ProspeKtive

New management and organization methods: innovation or fad?

January 2023

Expert

Suzy Canivenc

Doctor from Rennes 2 University

Teacher-researcher in communication and management

Associate researcher at Mines Paris-Tech-Futures of Industry and Labor Chair

Since the 2010s, companies have been actively interested in new management and organization methods (NMMO): holacracy, agile companies, liberated companies or even "opal"... these are all fashionable labels that often suffer from vague definitions and confuse players more than they enlighten them to face the current organizational challenges. This does not prevent them from being the object of a strong craze, leading us to wonder whether we are facing real innovations or simple fashion effects.

An already old movement

The promoters of these trends often present them as conceptual breakthroughs that will lead companies to definitively go beyond the Taylorist model. However, this ambition is far from new, since the first theories on the subject date back to the 1920s.... Indeed, the premises can be found in the precursory work of Elton Mayo, at the origin of the School of Human Relations (ERH). This first trend, composed of psychologists and sociologists, sought to broaden the vision of efficiency at work by taking into account the human factors forgotten by Taylor. This sensitivity can be traced back to the 19th century with the thinkers and experimenters of "utopian socialism" (Proudhon, Fourier, Godin...).

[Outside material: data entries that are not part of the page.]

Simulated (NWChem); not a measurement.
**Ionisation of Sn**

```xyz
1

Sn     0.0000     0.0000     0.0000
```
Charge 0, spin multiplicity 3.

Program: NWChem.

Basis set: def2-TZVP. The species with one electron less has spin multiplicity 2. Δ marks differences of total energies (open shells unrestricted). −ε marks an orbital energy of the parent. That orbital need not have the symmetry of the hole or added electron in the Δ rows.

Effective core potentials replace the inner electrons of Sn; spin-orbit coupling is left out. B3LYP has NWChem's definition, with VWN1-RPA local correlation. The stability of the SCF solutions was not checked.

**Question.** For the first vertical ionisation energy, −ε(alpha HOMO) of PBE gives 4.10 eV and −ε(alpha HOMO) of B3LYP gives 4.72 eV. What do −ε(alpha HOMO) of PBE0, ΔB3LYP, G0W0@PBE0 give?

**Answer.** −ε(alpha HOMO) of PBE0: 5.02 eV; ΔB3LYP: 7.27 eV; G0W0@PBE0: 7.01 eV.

Throughout the second half of the 20th century, there were successive currents in the wake of the ERH: the socio-technical approach in the 1960s and 1970s, the Japanese school which gave rise to lean management in the 1980s and 1990s, and agile methods at the beginning of the 20th century. A movement that is currently abounding with the appearance of multiple currents that are more complementary than competitive.

All of these trends encourage companies to take advantage of the self-organization capacities of work teams to improve both productivity and the social climate.

 

A question of deployment

The implementation of these different trends often leads to the same type of practices[1]: reconfiguration of the organizational design of the company in the form of small operational units responsible for self-organization through new collective discussion forums; changes in the posture of managers, who are asked to abandon authoritarianism and control and become "coaches" at the service of their team; HR practices exercised in a more collective but also more flexible manner.

There is, however, a profound difference in the way these practices are deployed, and in the intention behind them. Some companies will imitate an organizational model copied from outside, without taking the trouble and time to adapt it to the specificities of the organization (business sector and professions, organizational and managerial culture), looking for short-term efficiency gains through a magic recipe. In this case, we are in the midst of a fashion effect where, in the end, "the more things change, the more they remain the same"[2] : practices evolve, but Taylor's hierarchical and rationalist model persists. Other companies, on the other hand, are trying to invent their own model. They may be inspired by one or more organizational trends (agility, holacracy, lean) but always make the effort to adapt it to their operational realities by actively involving employees in the experimentation of new practices. This is often a much longer process, but one that really breaks the Taylorian framework by focusing on participation and experimentation.

The same organizational trend can therefore generate genuine innovative practices as well as being the object of a simple fashion effect. Finally, what is important here is not so much the organizational model that is claimed, but the way in which it is deployed.


[1] Canivenc, Suzy (2022). « Nouveaux modes de management et d’organisation : six pratiques récurrentes et leurs limites ». Les Cubes de la Fabrique de l’Industrie, 24 novembre 2022. https://www.la-fabrique.fr/fr/publication/nouveaux-modes-de-management-et-dorganisation-six-pratiques-recurrentes-et-leurs-limites/

[2] Watzlawick, P., Weakland, J., & Fisch, R. (1975). Changements. Paradoxes et psychothérapie. Seuil.

 

Canivenc, Suzy (2022). Les nouveaux modes de management et d’organisation, innovation
ou effet de mode ?
 Presse des Mines, Collection Les Notes de la Fabrique.